[L.A. Co. Housing Authority] – The HOME Investment Partnerships Program is the largest Federal block grant to State and local governments designed exclusively to create affordable housing for low-income households. Each year it allocates approximately $2 billion among the States and hundreds of localities nationwide.
On February 15, 2012, the Community Development Commission of the County of Los Angeles (CDC) joined in the Open House celebration for Canyon Creek, a $22 million affordable housing community in Calabasas built specifically for seniors, 62 years of age or older who are low-income or have been displaced by foreclosure. The CDC provided $2.5 million in HOME funds for site acquisition and construction costs to build a new affordable housing development that promotes independent living for seniors. With this base funding, the developer, Thomas Safran and Associates, was able to leverage approximately $20 million in additional funds to make this project feasible. It took six years to build the 74-unit development, not uncommon for a project that incorporates multiple sources and uses of funding.

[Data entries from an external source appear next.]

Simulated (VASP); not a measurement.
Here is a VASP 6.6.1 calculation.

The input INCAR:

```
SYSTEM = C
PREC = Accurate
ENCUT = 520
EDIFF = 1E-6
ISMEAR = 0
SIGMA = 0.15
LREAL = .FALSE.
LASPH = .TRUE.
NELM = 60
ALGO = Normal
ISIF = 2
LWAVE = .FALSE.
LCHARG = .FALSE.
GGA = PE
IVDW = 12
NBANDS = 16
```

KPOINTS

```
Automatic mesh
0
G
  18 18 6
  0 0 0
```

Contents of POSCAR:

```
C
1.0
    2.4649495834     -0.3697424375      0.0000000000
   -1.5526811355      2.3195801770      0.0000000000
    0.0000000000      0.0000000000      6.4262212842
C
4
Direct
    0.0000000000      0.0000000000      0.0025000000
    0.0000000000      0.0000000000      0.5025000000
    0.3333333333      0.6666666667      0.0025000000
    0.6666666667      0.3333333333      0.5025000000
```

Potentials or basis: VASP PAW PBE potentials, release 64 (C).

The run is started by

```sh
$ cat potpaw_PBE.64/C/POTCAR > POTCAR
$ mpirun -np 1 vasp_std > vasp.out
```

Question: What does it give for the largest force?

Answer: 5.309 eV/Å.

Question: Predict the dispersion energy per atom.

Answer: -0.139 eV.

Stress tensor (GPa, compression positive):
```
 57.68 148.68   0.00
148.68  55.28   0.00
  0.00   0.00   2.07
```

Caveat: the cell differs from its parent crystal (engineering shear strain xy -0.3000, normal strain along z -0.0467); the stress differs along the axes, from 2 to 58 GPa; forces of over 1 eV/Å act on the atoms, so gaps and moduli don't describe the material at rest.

Developments like Canyon Creek exemplify the benefits of the HOME Program. It is a prime example of Federal dollars being used, and multiplied, to provide low-income seniors, and those who may otherwise be displaced as a result of the nationwide economic crisis, with a place to call home.
Since the inception of the CDC’s HOME Program in 1992, Los Angeles County has assisted in financing over 2,690 units of affordable and special needs housing using these funds. The CDC’s goal to increase and preserve the supply of affordable housing for seniors, families, and persons with special needs in Los Angeles County is becoming more challenging, but its efforts are steadfast. Despite the valuable contributions of the local program, and numerous similar success stories across the nation, the HOME Program continues to be criticized as ineffective and targeted for Federal funding reductions.
In the last year alone, the HOME Program was reduced by 44%. This Federal cut, coupled with the dissolution of the State’s redevelopment agencies (RDAs) as of February 1, 2012, which eliminated the 20% Low and Moderate Income Housing funds generated annually from RDAs tax increment, leaves local affordable housing financing in a dire situation. The cuts translate into fewer resources for the construction of affordable housing, rehabilitation of existing housing, and down payment assistance for eligible first-time homebuyers.